Shanghai residents passing through the city’s eastern Huangpu district in October might have stumbled upon an unusual sight: a “walking” building.
An 85-year-old primary school has been lifted off the ground – in its entirety – and relocated using new technology dubbed the “walking machine.”
In the city’s latest effort to preserve historic structures, engineers attached nearly 200 mobile supports under the five-story building, according to Lan Wuji, chief technical supervisor of the project.
The supports act like robotic legs. They’re split into two groups which alternately rise up and down, imitating the human stride. Attached sensors help control how the building moves forward, said Lan, whose company Shanghai Evolution Shift developed the new technology in 2018.
“It’s like giving the building crutches so it can stand up and then walk,” he said.
A timelapse shot by the company shows the school inching laboriously along, one tiny step at a time.
According to a statement from the Huangpu district government, the Lagena Primary School was constructed in 1935 by the municipal board of Shanghai’s former French Concession. It was moved in order to make space for a new commercial and office complex, which will be completed by 2023.

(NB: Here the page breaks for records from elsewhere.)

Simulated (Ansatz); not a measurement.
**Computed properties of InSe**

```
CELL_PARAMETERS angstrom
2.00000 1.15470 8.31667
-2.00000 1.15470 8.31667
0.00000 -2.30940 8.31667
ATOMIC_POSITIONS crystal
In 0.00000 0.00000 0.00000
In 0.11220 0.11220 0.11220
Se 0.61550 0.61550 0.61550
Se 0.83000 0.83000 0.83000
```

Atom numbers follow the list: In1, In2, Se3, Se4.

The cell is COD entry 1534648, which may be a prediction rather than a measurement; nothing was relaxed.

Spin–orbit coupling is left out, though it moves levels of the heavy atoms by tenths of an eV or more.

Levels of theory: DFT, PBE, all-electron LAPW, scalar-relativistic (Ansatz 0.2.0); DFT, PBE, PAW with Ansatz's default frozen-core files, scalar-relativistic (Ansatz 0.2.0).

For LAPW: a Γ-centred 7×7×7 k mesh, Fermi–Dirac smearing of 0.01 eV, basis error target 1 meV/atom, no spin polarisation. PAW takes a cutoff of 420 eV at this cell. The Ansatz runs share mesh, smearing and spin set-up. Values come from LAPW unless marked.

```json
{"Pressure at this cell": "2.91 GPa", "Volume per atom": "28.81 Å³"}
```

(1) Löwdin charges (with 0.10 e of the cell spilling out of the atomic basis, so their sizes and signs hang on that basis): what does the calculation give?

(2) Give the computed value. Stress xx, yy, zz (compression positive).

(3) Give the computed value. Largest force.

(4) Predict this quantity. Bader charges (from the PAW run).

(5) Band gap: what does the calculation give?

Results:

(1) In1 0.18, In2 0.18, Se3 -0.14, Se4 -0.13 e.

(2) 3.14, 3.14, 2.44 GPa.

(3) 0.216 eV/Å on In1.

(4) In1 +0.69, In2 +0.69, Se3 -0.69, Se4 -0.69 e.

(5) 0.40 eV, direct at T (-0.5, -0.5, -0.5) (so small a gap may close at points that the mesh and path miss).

Workers had to first dig around the building to install the 198 mobile supports in the spaces underneath, Lan explained. After the pillars of the building were truncated, the robotic “legs” were then extended upward, lifting the building before moving forward.
Over the course of 18 days, the building was rotated 21 degrees and moved 62 meters (203 feet) away to its new location. The relocation was completed on October 15, with the old school building set to become a center for heritage protection and cultural education.
The project marks the first time this “walking machine” method has been used in Shanghai to relocate a historical building, the government statement said.
In recent decades, China’s rapid modernization has seen many historic buildings razed to clear land for gleaming skyscrapers and office buildings. But there has been growing concern about the architectural heritage lost as a result of demolition across the country.
Some cities have launched new preservation and conservation campaigns including, on occasion, the use of advanced technologies that allow old buildings to be relocated rather than demolished.
Official indifference toward historic architecture can be traced back to the rule of Communist Party leader Mao Zedong. During the disastrous Cultural Revolution, from 1966 to 1976, innumerable historic buildings and monuments were destroyed as part of his war on the “Four Olds” (old customs, culture, habits and ideas).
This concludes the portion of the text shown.